Densho Digital Archive
Bainbridge Island Japanese American Community Collection
Title: Matsue Watanabe Interview
Narrator: Matsue Watanabe
Interviewer: Debra Grindeland
Location: Bainbridge Island, Washington
Date: October 7, 2006
Densho ID: denshovh-wmatsue-01-0015

<Begin Segment 15>

DG: All right so, yeah, you can tell me about life in Chicago then, after you've left the, Manzanar.

MW: Okay, I was lucky enough to have my sisters there, and my brother, and of course I went to school in Evanston. And after I graduated from Evanston... oh, and graduation with a thousand students and when you go up and get your, they call your name and you go up and get your diploma, all you do is get an empty diploma because they don't know whether you're gonna get the right diploma. No, it's not an empty diploma, it's a diploma with a name in it, but it's not yours. So then you have to go to a room and look for the person who has your diploma, and that took quite a while. But, anyway, that's what happens when you're in a large school and they hadn't organized it any better than that. And so then after I graduated, I moved into Chicago and went to work, and business school at night. So I worked during the day in a business office, and I went to business school at night because I couldn't afford to go to any other school. And so I learned how to become a court reporter. And so I went to stenograph, stenotype school. And so I worked that my whole life, until I quit, until I retired. And, and I worked, I lived at several places in Chicago, and was fortunate because I could go to see my sisters also. And I met some friends that were there from before so I had a very good time there. Until... and then my parents came out in 1945. So, went to meet them and they lived with my sister for a while, Massie, because she had a home. And we, and so I got an apartment with them in the south end of Chicago. And we left that apartment in about two weeks because we could hear these rats running all over the place. And I couldn't sleep all night long, worrying that, that they'd be coming and biting you or something like that, but, you know, you couldn't afford a real nice place, so you'd get these apartments. And then eventually we moved to north Chicago, by Wrigley Field because that's where my brother and his wife lived. And we got an apartment there which was much better. It was one, one-room apartment, so we had a Murphy bed that came down at night. And my dad worked at night, so it worked out fine because he would go off to work and the rest of us would go to sleep, and then he would sleep during the day when we were gone.

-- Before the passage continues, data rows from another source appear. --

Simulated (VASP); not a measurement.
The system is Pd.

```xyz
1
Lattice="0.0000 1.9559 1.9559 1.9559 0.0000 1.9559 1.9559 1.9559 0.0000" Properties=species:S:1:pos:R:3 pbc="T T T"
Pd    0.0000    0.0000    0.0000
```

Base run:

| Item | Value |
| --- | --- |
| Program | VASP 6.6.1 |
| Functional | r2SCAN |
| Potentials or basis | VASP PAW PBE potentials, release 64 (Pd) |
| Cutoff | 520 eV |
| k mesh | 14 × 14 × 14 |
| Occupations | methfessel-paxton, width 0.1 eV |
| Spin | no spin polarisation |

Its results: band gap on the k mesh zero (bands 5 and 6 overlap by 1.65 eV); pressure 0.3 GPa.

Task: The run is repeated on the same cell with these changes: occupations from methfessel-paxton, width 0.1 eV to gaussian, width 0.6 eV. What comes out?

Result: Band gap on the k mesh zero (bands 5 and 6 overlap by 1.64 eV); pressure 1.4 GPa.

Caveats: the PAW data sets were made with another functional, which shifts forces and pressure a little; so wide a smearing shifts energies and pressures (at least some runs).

And then when my parents left to come back to Bainbridge, they came back with my sister, Sue. And so I don't know what our home condition was like because she was the one that had helped to get it in order so it would be livable. And I know that she did a lot of work and had to re-paint and clean. Because they had, I, I think she said they had animals and chickens, whoever lived there, and so she really had to clean the place. And, and, one of the Moritani boys helped her. And they lived right next door to us... next door is five, five acres, and then the next five acres, you know how that is in the country. But at least she had his help, and so she cleaned up everything. And then my brother came back later because Janice was born, so they, he couldn't come back with them right away. And he came back and got the big truck and, I don't know when he did that, and I don't recall at all, but he took the truck back and he loaded their things up on our big truck that we had for the farm, and they came back. So, I, when I think about it I think Tyke and Chiz both came back to Bainbridge Island with a child in the seat next to them. And all you have is three seats there, so I'm sure that was not easy. And, 'course he would have to drive the truck all the way back. So, that's a long journey. And when I think of those kind of things, I went, "I sure hand it to you for having to do all that." But, you go through all these hardships, and, and you do what you can. So... there isn't anything else you can do, if you, and you can't afford to really have somebody, have a moving van bring you back and take the plane and the train or anything like that. So, I remember that, they came back.

And then I didn't come back... and then Sue came back to Chicago after she got the parents settled, and, and she worked. And then she eventually got married to Robert Yonimitsu. And I made her a wedding gown because by that time she, you know, had spent a lot of money just getting the, the house cleaned up and everything like that on Bainbridge. And then my sister in Minnesota -- and she doesn't remember this, but I remind her -- my sister Kiyo was in Minnesota. And so she sent down the material for me to make the gown. And so Sue says, "Will you please make me my wedding gown?" And I went, "Me?" So we rented a, rented a sewing machine and I made her wedding dress. And, so that's how she got married. And then she, they moved into the apartment that I was in, and that was a one-bedroom apartment, so I slept in the kitchen on a cot. And that's what you did in those days because you couldn't do anything else. And we all went out, we all went out and worked. Bob worked and Sue worked and I worked. And, so that's the way it was. And it was a decent apartment, but small. Except you don't have a bathroom in your apartment, so you, you have a bathroom that you use with three other apartments. So every time you go you clean it well with Clorox and Comet and then you take your bath or your shower or whatever you're gonna do. But that's the way we lived, out in the city. And then, of course, when I came back -- oh, I think I came back about two or three years after my folks had come back, and then I went to work in Seattle and continued going to business school. So, it must have been a couple years, and commuted back and forth.